1 Credit, Unlimited Insight
Why Map First?
Save Credits
Instead of blindly scraping an entire site, map it first to identify exactly which pages you need. Scrape only what matters.
Understand Structure
See how pages are organized, what URL patterns exist, and how deep the site goes — before writing any scraping logic.
Find Hidden Pages
Compare link discovery with sitemap parsing. Some pages only appear in one source — map catches what manual exploration misses.
Plan Batch Jobs
Filter map results by URL pattern, then pipe the filtered list directly into a batch scrape for efficient processing.
Discover Site Structure
Start by mapping a site with default settings. This crawls links up to 3 levels deep and returns up to 100 URLs:
curl -X POST https://api.alterlab.io/api/v1/map \
-H "X-API-Key: your_api_key" \
-H "Content-Type: application/json" \
-d '{"url": "https://store.com"}'For larger sites, increase max_pages and max_depth:
{
"url": "https://store.com",
"max_pages": 1000,
"max_depth": 5,
"include_metadata": true
}The response includes a depth field for each URL, showing how many clicks it is from the starting page. Use this to understand the site hierarchy.
Filter Map Results
Use include_patterns and exclude_patterns to narrow results before they are returned:
{
"url": "https://store.com",
"max_pages": 500,
"include_patterns": ["/products/*", "/categories/*"],
"exclude_patterns": ["/products/discontinued/*", "*.pdf"]
}Filter Server-Side
Search for Specific Pages
The search parameter lets you find pages by keyword relevance. Results include a relevance_score (0 to 1) and are sorted by relevance:
# Find pricing-related pages on a docs site
curl -X POST https://api.alterlab.io/api/v1/map \
-H "X-API-Key: your_api_key" \
-H "Content-Type: application/json" \
-d '{
"url": "https://docs.example.com",
"search": "pricing enterprise plan",
"max_pages": 20,
"include_metadata": true
}'Search is useful when you need a specific page but do not know the exact URL. It is faster and cheaper than scraping every page and searching the content.
Sitemap vs Link Discovery
| Aspect | Link Discovery (default) | Sitemap Mode |
|---|---|---|
| Speed | Slower — must fetch and parse each page | Faster — parses a single XML file |
| Coverage | Finds pages reachable via navigation | Finds pages the owner lists as canonical |
| Orphan Pages | Misses pages with no inbound links | Catches orphans if they are in the sitemap |
| Dynamic Sites | Better for SPAs and JS-rendered navigation | May miss pages not in static sitemap |
| Best For | E-commerce, forums, user-generated content | Blogs, documentation, news sites |
For best coverage, run map twice — once with link discovery and once with sitemap mode — then merge the results. The source field in each URL object tells you how it was discovered.

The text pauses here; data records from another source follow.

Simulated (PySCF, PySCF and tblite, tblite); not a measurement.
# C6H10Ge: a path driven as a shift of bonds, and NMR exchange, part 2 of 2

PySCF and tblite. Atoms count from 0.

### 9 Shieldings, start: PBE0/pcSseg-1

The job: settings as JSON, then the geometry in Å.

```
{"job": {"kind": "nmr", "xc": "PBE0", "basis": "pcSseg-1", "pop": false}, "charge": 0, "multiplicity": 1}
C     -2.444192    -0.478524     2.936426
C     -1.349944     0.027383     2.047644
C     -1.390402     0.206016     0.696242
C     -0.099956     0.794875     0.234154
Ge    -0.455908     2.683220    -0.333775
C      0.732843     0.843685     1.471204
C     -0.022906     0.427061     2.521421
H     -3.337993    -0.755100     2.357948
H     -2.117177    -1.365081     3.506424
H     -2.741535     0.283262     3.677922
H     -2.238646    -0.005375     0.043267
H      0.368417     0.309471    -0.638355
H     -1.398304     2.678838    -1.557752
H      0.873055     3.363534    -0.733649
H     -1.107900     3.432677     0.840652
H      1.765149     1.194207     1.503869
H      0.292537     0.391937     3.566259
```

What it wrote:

Map + Batch Scrape Workflow
The most common pattern is to map a site, filter the URLs, and then send them to batch scrape:
Map the site
Call POST /api/v1/map to discover all URLs. Cost: 1 credit.
Filter client-side
Apply your own logic to select which URLs to scrape. Filter by URL pattern, depth, metadata, or relevance score.
Batch scrape
Send the filtered URL list to POST /api/v1/batch for parallel processing. You pay per URL scraped, not per URL discovered.
Full Python Workflow
import alterlab
import time
client = alterlab.AlterLab(api_key="your_api_key")
# Step 1: Map the site (1 credit)
site_map = client.map(
"https://store.com",
max_pages=500,
include_patterns=["/products/*"],
include_metadata=True,
)
print(f"Discovered {site_map['total_urls']} product URLs")
# Step 2: Filter client-side
# Only scrape products updated in the last 30 days
from datetime import datetime, timedelta, timezone
cutoff = datetime.now(timezone.utc) - timedelta(days=30)
recent_urls = []
for u in site_map["urls"]:
modified = u.get("metadata", {}).get("last_modified")
if modified:
mod_date = datetime.fromisoformat(modified.replace("Z", "+00:00"))
if mod_date > cutoff:
recent_urls.append(u["url"])
print(f"Filtered to {len(recent_urls)} recently updated products")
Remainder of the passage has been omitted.